Shea Gunther and Michael d’Estries, two award-winning green marketing veterans whose experience ranges from Glamour to Forbes, and from the Huffington Post to the Mother Nature Network and GE’s ecomagination.com, built the site for us and we are very pleased with their efforts. We feel that Revmodo will provide us with unique opportunities to foster new clean energy concepts, and believe it will also enable access to a wide variety of potential business partners that will bolster our company’s commercial opportunities. If you have not yet viewed the Revmodo site, I encourage you to do so.

Earlier this year, we moved our headquarters to Boulder, Colorado. We believe our Boulder facility provides us with an optimal setting for continued testing and perfection of our Harmony III system. We’re also pursuing a partnership with the University of Colorado’s Department of Electrical and Computer Engineering. We plan to work with both the Colorado Center for Power Electronics and the Center for Environmental Technology to perform research and development related to the physics and engineering of the Harmony III system. We believe the University will be a valuable partner in our efforts to further advance the development of our atmospheric energy technology.

Finally, we have set the following milestones on the path toward commercializing the Harmony III:

  • Completing the data collection to determine how much electricity can be generated and stored by each unit over a period of time based on location, altitude, weather, and other factors;
  • Securing contracts with mining organizations and/or utility companies;
  • Implementation of the communications, monitoring methodologies, and security for each unit through our Network Operations Center (NOC) where applicable.

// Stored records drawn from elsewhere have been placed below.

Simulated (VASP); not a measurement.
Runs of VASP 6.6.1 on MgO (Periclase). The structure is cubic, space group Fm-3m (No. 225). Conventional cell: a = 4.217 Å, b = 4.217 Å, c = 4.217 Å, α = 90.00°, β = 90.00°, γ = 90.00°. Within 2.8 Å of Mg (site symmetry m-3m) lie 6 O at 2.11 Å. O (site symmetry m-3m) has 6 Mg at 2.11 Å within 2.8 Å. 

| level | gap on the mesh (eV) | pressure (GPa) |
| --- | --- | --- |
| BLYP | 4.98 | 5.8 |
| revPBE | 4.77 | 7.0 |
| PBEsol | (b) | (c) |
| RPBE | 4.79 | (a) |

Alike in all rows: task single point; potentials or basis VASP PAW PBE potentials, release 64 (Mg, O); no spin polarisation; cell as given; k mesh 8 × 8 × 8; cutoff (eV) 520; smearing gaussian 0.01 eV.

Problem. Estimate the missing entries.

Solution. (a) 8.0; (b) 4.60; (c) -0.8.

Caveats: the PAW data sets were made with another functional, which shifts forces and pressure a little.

Please feel free to contact us with any questions you may have. We very much appreciate the continued support of our investors and are committed to delivering long-term shareholder value to all of you.

Sincerely,

Donald C. Johnston, CEO
SEFE, Inc.
4700 Sterling Drive
Boulder, CO 80301
T: (303) 444-0584
F: (303) 444-0571

About SEFE, Inc.

SEFE focuses on pushing the boundaries of what’s possible, embracing innovation and employing the cutting-edge to solve problems, and offering sustainable solutions to a world hungry for invention, direction and leadership. SEFE is technology- and solutions-driven, focusing on developing inventions that provide a real-world impact and true profitability. So, success is measured by both a sustainable return on investment, as well as a project’s sustainability from an environmental perspective.

For more information, visit www.SEFElectric.com.

Forward-Looking Statements

This release includes forward-looking statements within the meaning of Section 27A of the Securities Act of 1933, as amended, and Section 21E of the Securities Exchange Act of 1934, as amended. All statements regarding our expected future financial position, results of operations, cash flows, financing plans, business strategy, products and services, competitive positions, growth opportunities, plans and objectives of management for future operations, as well as statements that include words such as “anticipate,” “if,” “believe,” “plan,” “estimate,” “expect,” “intend,” “may,” “could,” “should,” “will,” and other similar expressions are forward-looking statements. All forward-looking statements involve risks, uncertainties and contingencies, many of which are beyond our control, which may cause actual results, performance, or achievements to differ materially from anticipated results, performance, or achievements. We are under no obligation to (and expressly disclaim any such obligation to) update or alter our forward-looking statements, whether as a result of new information, future events or otherwise.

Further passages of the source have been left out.